Are there natural axioms which settle CH but which don't "rule out" any sets?

Of course, both "natural" and "rule out" are subjective, but this is still a mostly-meaningful question one can ask. For instance, V=L rules out the existence of lots of things, so isn't allowed here.

There are two main types of axioms I know of which are natural (in my opinion), settle CH, and which add rather than restrict sets (again, in my opinion).

  • Forcing axioms. These are statements of the form "If $\mathbb{P}$ is a 'nice' partial order and $\mathcal{D}$ is a 'small' collection of dense subsets of $\mathbb{P}$, then there is a $\mathcal{D}$-generic filter through $\mathbb{P}$." Remember that forcing adds totally generic filters; forcing axioms roughly state that a certain amount of forcing has "already happened" in a certain sense. CH itself can be thought of as a kind of degenerate forcing axiom; more natural is MA, which is consistent with CH (and consistent relative to ZFC). More interesting things happen when we look higher up: there are forcing axioms (the proper forcing axiom PFA and Martin's Maximum MM$^+$ are two of the more natural examples) which directly negate CH! These strong forcing axioms have high large cardinal strength, incidentally - e.g. PFA is known to have consistency strength at least as high as a proper class of strong cardinals and a proper class of Woodin cardinals, and is suspected to be equiconsistent with a supercompact (which is a known upper bound).
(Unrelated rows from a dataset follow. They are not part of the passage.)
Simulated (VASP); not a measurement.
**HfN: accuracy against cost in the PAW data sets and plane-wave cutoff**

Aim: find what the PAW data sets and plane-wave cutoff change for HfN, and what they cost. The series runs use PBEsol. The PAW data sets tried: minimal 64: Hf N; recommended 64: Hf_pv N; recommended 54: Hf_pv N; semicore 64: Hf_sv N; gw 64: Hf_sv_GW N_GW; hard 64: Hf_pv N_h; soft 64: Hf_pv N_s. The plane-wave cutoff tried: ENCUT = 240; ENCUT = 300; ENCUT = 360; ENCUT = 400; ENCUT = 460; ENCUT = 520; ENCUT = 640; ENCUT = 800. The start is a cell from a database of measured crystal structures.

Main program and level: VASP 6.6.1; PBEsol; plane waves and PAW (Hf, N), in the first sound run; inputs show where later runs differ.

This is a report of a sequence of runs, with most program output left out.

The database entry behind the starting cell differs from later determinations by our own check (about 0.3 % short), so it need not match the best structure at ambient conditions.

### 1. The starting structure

  • Inner model hypotheses. Like forcing axioms, inner model hypotheses are statements which assert that the universe is "large" in precise ways, and I personally find them much more natural (although they have a number of strange properties). As far as I know, they were initially isolated by Friedman. The inner model hypothesis (IIMH) asserts that any parameter-free sentence that can hold in an inner model of an outer model of $V$, already happens in an inner model of $V$ (note that this is an external statement about $V$, not a statement inside $V$ itself - but we can still examine its consequences by looking at what must be true of a model which satisfies IMH; additionally, there are various first-order projections of IMH with the same implications, so this isn't too bad). E.g. if we force to add a bunch of Cohen reals (outer model) and look at an appropriate symmetric submodel (inner model of outer model), we get a model of ZF + "There is an amorphous set"; so IMH says that $V$ must already have an inner model with an amorphous set. Note that this kills $V=L$ right away. Going further, we can show that IMH implies that the singular cardinal hypothesis holds. Interestingly, it is inconsistent with large cardinals - IMH implies that there are no inaccessibles! So the idea that large cardinals don't rule out structure is not entirely true: even weak large cardinals rule out lots of interesting possible inner models. The one-sentence "sell" for large cardinals is not entirely true . . . And to make matters even more complicated, although it rules out large cardinals in $V$, it outright implies the existence of inner models with large cardinals (currently, we know it implies an inner model with measurable cardinals of arbitrarily high Mitchell order); and it is known to be consistent relative to large cardinals (a Woodin with an inaccessible above). Incorporating parameters, we get the strong IMH, which implies that the continuum hypothesis fails. SIMH is not yet known to be consistent relative to large cardinals, but frankly I find it much more intuitively compelling than (say) a Woodin limit of Woodins.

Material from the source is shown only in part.